In late trading, Jefferies shares gained 6 cents to $12.07. The stock was earlier down more than 7 percent, and has been volatile all week following the collapse of MF Global Holdings Ltd.
MF Global ran low on cash and sought bankruptcy protection Monday after a $6 billion bet on European government bonds spooked investors.
New York-based Jefferies also holds debt issued by the most troubled European countries: Italy, Spain, Ireland, Portugal and Greece. But the firm has spent the week maintaining that it is handling its situation differently than MF Global.
On Friday, Jefferies published a list of the amount of debt it holds from each country, and the positions it has taken to counterbalance those holdings. The firm showed that it maintains a net $9 million short position -- a bet on a decline in price -- on $2.41 billion in bonds from the five countries.
"As is clear from this information, Jefferies has no meaningful credit risk in respect of the sovereign debt of these nations, and an insignificant risk related to interest rate movements," Jefferies Chairman and CEO Richard Handler said.
He said his firm decided to disclose the normally closely held information in order to "conclusively dispel rumors, misinformation and misplaced concerns."
Yet it may not be enough.
One concern that was not addressed was the identity of the counterparties on Jefferies' short positions, said Sean Egan, managing director of Egan-Jones Ratings Co., which on Thursday cut its ratings on Jefferies debt in a move that helped fuel an early selloff of the stock. "If it's a third-tier bank, then you have to question whether or not the bank will be able to fulfill its obligations in the event the peripheral countries in the EU continue to slide."
"They may prefer not to disclose that, and so be it, but that's a comfort that investors need to properly view an entity like the Jefferies Group," Egan said in an interview.
There's also the larger question of how much debt Jefferies is carrying. Egan said the main reason for the downgrade was his firm's view that Jefferies is over-leveraged. While acknowledging the debt is not has high as MF Global's, or the levels that failed competitors Bear Stearns and Lehman Brothers carried before they collapsed in 2008, he said it is still a concern.

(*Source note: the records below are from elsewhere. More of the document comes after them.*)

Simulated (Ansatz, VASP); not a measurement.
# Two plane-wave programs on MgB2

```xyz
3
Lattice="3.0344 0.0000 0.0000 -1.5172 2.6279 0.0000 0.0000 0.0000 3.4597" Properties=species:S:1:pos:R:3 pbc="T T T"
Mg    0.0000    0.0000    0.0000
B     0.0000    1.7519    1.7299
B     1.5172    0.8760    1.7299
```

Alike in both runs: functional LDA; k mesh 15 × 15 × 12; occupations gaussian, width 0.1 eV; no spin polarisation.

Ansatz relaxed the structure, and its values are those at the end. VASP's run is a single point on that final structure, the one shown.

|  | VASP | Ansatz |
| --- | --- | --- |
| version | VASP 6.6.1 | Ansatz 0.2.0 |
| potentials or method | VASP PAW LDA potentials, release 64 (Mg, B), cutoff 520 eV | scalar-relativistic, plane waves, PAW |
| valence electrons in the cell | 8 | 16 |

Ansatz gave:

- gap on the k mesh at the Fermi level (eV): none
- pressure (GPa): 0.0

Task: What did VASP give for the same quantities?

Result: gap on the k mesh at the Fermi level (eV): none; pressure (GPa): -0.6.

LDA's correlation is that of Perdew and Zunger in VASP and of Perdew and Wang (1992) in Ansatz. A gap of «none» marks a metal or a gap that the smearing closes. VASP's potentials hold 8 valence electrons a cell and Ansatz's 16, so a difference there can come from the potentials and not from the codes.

Egan-Jones is so far alone among ratings companies on this issue. Larger agencies have not issued opinions in recent days on Jefferies' debt.
And some analysts are questioning whether Jefferies is taking an undeserved beating.
"Despite heightened concerns about viability of the independent investment banking model since the MF Global bankruptcy, we continue to believe that Jefferies represents a high-quality franchise and it has been unjustifiably punished in recent days," wrote Keefe, Bruyette & Woods analyst Lauren Smith in a note to clients on Friday. Smith said the firm is "well positioned to grow and gain market share" as the markets improve.
Jefferies is not a too-big-to-fail bank, which means it isn't likely to be required to beef up capital reserves like Goldman Sachs Group Inc. and Morgan Stanley. And while acknowledging that higher debt levels do tend to increase risk for a company, Smith said the current amount does not appear to represent an "outsized risk."
Nevertheless, Smith did cut the price target on Jefferies' stock to $17 from $22 because of the continued speculation and concerns over increased regulation.